# Novel dataset web scraper

Gathers novel information from novelupdates, http://www.novelupdates.com/,
then cleans the data and arrange everything into a dataset.
The dataset is finally saved as a csv file.

In [37]:
import requests
import time
import re
import pandas as pd
from bs4 import BeautifulSoup

# Display all columns when showing dataframes
pd.set_option('display.max_columns', None)

novel_list_page = "http://www.novelupdates.com/novelslisting/?st=1&pg="
novel_page = "http://www.novelupdates.com/?p="

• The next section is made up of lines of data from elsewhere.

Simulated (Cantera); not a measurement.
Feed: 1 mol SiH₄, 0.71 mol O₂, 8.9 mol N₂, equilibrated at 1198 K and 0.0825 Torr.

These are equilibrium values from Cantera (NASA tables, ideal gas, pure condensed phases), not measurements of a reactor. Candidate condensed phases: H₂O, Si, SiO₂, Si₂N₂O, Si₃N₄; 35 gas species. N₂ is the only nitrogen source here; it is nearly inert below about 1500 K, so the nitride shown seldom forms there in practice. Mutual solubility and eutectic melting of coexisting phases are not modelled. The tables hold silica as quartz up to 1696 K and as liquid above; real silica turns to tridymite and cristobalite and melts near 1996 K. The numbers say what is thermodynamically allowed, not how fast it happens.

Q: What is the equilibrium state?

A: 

There do not seem to be an easy way to get all novel ids. Therefore, these are gathered from existing list of novels. First the maximum number of novel pages is retrieved and then the novels on these are iterated to get the ids.

In [38]:
# Get the maximum number of pages with novels
def get_novel_list_max_pages(page):
    soup = BeautifulSoup(page.content, 'html.parser')
    dig_pag = soup.find('div', attrs={'class':'digg_pagination'})
    max_page = max([int(a.text) for a in dig_pag.find_all('a') if a.text.isdigit()])
    return max_page

# Get all novel ids from a single page
def get_novel_ids(page):
    soup = BeautifulSoup(page.content, 'html.parser')
    table = soup.find('div', attrs={'class':'w-blog-content other'})
    novels = table.find_all('div', attrs={'class': 'search_title'})
    novel_ids = [novel.find('span', attrs={'class': 'rl_icons_en'}).get('id')[3:] for novel in novels]
    novel_ids = [int(n) for n in novel_ids]
    return novel_ids


page = requests.get(novel_list_page + '1')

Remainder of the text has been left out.